SequoiaDB is a distributed relational database with a storage layer and a computing layer.
The storage layer is a database storage engine that uses the Raft algorithm to achieve data consistency across distributed nodes.
The computing layer consists of relational database instances, which can be a MySQL instance, a semi-structured data access interface via, for example, JSON APIs, or an unstructured data storage interface with, for example, AWS S3.
Key features of SequoiaDB include distributed OLTP with availability and consistency guarantees, petabyte-level horizontal scalability, Hybrid Transactional / Analytical Processing (HTAP), and 2-region 3-data-center recovery mechanisms.
SequoiaDB implements transactions, but does not support concurrency control options. Transactions are limited to only include record insert, delete, update, and query (read) operations. Other database operations such as creating new index are not supported in transactions and will not be logged as part of the transaction.
The system implements logical logging and log replay to support data consistency across distributed replicas.
SequoiaDB uses a JSON format record as a unit of data storage. These records are stored in collections. Collections are stored in "collection spaces".
SequoiaDB supports three levels of isolation - read uncommitted, read committed, and read stability. By default, the system is configured as read uncommitted.
Indexes in SequoiaDB use conventional B-trees. An index has a unique name for the index on the data collection and a JSON object that defines the indexing criteria and direction. Indexes can be unique or non-unique. If an index is unique, it can be null-able or non-null-able.
In addition to regular indexes, SequoiaDB supports full-text searching via Elasticsearch.
If the system is deployed on distributed clusters, it can be configured with either range-based or hash-based sharding.

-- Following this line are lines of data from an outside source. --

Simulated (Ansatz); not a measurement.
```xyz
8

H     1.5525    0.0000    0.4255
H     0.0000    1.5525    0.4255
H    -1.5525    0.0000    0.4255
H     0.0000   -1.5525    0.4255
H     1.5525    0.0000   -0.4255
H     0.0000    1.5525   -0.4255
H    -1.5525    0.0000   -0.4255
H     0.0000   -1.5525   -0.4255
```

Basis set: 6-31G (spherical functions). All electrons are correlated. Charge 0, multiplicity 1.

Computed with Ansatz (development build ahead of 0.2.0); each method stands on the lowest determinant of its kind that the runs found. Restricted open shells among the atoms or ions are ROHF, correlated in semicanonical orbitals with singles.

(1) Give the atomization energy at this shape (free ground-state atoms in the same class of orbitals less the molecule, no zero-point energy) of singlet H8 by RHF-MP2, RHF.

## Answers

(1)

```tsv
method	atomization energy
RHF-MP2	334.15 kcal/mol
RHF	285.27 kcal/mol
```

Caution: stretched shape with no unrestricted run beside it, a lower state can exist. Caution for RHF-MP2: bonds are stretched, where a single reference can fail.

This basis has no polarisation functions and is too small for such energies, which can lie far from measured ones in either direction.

SequoiaDB supports relational, semi-structured (e.g. JSON), and unstructured (e.g. POSIX file) data models. Data model in storage is JSON.
The system is configurable to deploy on a single node or on multiple distributed nodes. In a distributed environment, coordination nodes and catalog nodes share disk space, while storage nodes are given separate disk space. The storage nodes can be configured to share disk or each to be given nonshared disk.
SequoiaDB uses BSON (binary JSON) format to encode and store JSON format data.
Parallel query execution is supported via individual query configuration.